Rock lobster in Brazil

Brazil is one of the top three countries producing rock lobster, together with Cuba and Nicaragua. Rock lobster, also known as the Caribbean Spiny Lobster, is found along the coastal waters in the northern part of Brazil close to Fortaleza. Here, two main species of rock lobster are caught: Panulirus argus (90%) and Panulirus laevicauda (10%). The focus of this page is only on Panulirus argus, as this species is caught more often and is preferred by the United States and Europe because of its nicer color and two remarkable spots on the back. Brazilian rock lobsters are well regarded for being tender and sweet. The large demand for this product results in quite high prices, easily reaching € 35.00/kg for the tails in the wholesale markets. Import duty for Brazil to Europe is 12.5%, where Nicaragua and Cuba have none. To maintain and protect the population from being overfished due to strong market demand, strict catch measures have been put in place by the Brazilian authorities like catch seasons and minimum size regulations. Eight of the bigger lobster companies hired Cedepesca to do a study of the lobster in Brazilian waters with the aim to give a more sustainable outlook of the industry. This study needs at least two more years after which the eight companies will issue a kind of sustainability certification for Brazilian lobster.

Rock lobster

Sourcing news

Wild rock lobster production and export statistics

Species wise production

Source: FAO (2017)

Since 2010 there has been no Brazilian authority that kept statistics on national fishing practices, so only FAO data is used. The Brazilian lobster fishery is one of the biggest of the spiny lobster fisheries in the world, due to suitable environmental conditions. Capture production for the P. argus has been relatively steady since 2012, being around

6,000 - 7,000 MT per year.

Overfishing, illegal catches and capture before reaching reproductive maturity are major problems for the yearly production and stock volume of rock lobster along the coast of Brazil. As the high incidence level of illegal, unregulated and unreported fishing is a critical concern, Seafood Watch, among others sustainability programs, have rated the rock lobster in the southwest Atlantic Ocean on their avoid list. Brazilian authorities and the bigger fishing companies work to reduce the risk of illegal fishing, and regulations have been established to protect the rock lobster population.

Export markets

Source: Trade Map (2017), International Trade Centre,

As Brazil’s warm waters gives the lobster tails a unique sweet taste, the Brazilian P. argus is highly sought after in the international market. Apart from the United States, France and Spain are big importers of rock lobster. However, some Brazilian exporters also sell their product to other countries

like Japan, Emirates and Egypt. It is a niche market as only some importers can afford to pay for a container load. There is no real difference between origins; Nicaragua, Brazil and Cuba have a similar quality and prices are more or less the same. Brazilian lobster is a little bit cheaper but the extra import duty of 12.5% makes the end price similar.
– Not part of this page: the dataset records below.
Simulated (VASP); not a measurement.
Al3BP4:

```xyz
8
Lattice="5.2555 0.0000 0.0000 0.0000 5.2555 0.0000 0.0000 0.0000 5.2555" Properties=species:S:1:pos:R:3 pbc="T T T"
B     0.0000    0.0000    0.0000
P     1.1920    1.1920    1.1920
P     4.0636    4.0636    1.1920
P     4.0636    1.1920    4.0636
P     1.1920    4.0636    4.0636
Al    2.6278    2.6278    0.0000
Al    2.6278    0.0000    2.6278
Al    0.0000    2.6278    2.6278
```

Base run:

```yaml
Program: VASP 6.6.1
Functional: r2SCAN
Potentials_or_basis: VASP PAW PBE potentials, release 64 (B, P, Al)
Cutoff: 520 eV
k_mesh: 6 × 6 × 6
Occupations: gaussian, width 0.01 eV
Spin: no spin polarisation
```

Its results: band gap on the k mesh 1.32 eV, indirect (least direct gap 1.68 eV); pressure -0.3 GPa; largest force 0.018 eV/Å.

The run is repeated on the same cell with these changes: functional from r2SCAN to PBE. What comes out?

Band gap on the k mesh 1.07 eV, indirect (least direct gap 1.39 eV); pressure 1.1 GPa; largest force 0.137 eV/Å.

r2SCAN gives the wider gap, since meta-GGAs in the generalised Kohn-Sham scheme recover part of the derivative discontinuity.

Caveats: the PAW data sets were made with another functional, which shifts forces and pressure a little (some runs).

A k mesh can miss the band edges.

Even though a decrease of export to the United States occurred in 2016, other markets increased their import of the rock lobster from Brazil. Vietnam entered the Brazilian rock lobster market for the first time in 2011 and is showing a significant increase, from importing 67 MT in 2015 to counting for nearly 20% (442 MT) of the total export of Brazilian rock lobster in 2016. It is likely that Vietnam is trading these volumes illegally to China through Hai Phong. The European Union market, especially France, also increased its import the same year, going from importing 116 MT to 427 MT.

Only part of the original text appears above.